Five jewels in the Rubin crown

Five Rubin classics
By TED DROZDOWSKI  |  June 27, 2006


Beastie Boys
Since launching the pioneering rap label Def Jam out of his NYU dorm room, Rubin has threaded his fingers through almost every genre, from the dirty boogie of the Black Crowes to the metal of Danzig and Slayer to the pop ephemera of God Lives Underwater to Jay Z’s state-of-rap to, well, Neil Diamond and Johnny Cash. Here are five Rubin classics.

Beastie Boys | Licensed to Ill | Def Jam, 1986 | The Beasties were just scrappy New York punk-rock brats with a crappy EP and single (“Cookie Puss”) before Rubin helped them refine a budding hip-hop jones — first as their turntabulist, then as their producer — into a rap-rock masterpiece.

Run-D.M.C. | Raising Hell | Def Jam, 1986 | Teaming these Queens rappers with Aerosmith for “Walk This Way” kicked open the doors of the mainstream for hip-hop, but Rubin also shook up the nascent rap world with this production: a blend of hammering drum-machine beats, slice-and-dice record stabs, and blustering rhymes that made the gentler era of the Sugar Hill Gang dust.

The Cult | Electric | Beggars Banquet | 1987 | Rubin’s transformative power took hold here, too, as he stripped away the Cult’s distinctly British Goth and psychedelic trappings to find the black-leather-clad skeleton of Sunset Strip riff-rock and created a new generation of Led-zapped AC/DC hard-rockers.
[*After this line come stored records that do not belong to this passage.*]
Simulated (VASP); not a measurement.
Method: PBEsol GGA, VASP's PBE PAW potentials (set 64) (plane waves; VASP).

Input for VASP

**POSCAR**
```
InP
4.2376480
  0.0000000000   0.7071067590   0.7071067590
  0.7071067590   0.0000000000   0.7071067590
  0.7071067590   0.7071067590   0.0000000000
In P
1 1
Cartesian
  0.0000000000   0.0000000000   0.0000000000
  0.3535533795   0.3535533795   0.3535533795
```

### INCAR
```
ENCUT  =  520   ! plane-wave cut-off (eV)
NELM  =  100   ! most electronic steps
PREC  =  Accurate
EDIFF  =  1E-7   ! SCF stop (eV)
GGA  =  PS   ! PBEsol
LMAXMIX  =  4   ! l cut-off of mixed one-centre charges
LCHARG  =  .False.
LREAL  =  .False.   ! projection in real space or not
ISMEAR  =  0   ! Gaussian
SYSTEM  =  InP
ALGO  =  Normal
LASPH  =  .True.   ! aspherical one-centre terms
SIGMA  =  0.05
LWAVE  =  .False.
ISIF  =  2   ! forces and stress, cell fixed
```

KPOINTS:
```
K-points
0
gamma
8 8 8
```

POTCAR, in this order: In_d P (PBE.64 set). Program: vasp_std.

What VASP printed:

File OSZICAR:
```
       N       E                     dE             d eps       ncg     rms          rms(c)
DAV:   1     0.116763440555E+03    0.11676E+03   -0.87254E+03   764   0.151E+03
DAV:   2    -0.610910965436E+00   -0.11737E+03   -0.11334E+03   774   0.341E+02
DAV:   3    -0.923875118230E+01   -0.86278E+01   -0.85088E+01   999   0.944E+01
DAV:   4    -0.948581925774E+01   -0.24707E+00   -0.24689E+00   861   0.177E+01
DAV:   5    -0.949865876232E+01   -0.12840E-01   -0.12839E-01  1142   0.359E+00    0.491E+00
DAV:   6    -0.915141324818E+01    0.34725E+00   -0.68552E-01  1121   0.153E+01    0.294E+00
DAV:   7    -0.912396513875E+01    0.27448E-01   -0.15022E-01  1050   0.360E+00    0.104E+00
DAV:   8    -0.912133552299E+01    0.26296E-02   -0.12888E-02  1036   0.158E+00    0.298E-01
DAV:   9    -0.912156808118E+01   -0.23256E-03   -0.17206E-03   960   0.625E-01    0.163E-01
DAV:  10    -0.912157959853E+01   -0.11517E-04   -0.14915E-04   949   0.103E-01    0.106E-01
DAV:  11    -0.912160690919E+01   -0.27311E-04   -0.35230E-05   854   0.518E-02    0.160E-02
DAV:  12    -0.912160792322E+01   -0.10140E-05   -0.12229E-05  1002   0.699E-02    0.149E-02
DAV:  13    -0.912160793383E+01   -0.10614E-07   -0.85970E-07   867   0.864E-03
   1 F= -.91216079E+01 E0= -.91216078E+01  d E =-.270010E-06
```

Red Hot Chili Peppers | Blood Sugar Sex Magick | Warner Bros; 1991 | There’s no better testament to Rubin’s genius than this album, on which he taught four dumb-ass SoCal funk-punk jokesters about melody, lyricism, structure, and songwriting, prompting their breakthrough “Under the Bridge.”

Neil Diamond | 12 Songs | Sony, 2005 | Much as he did with Cash, Rubin stripped Diamond of every superfluous element of his craft, building these songs around the Vegas icon’s acoustic guitar and heart-on-his-sleeve writing to create a work of unforced maturity and depth.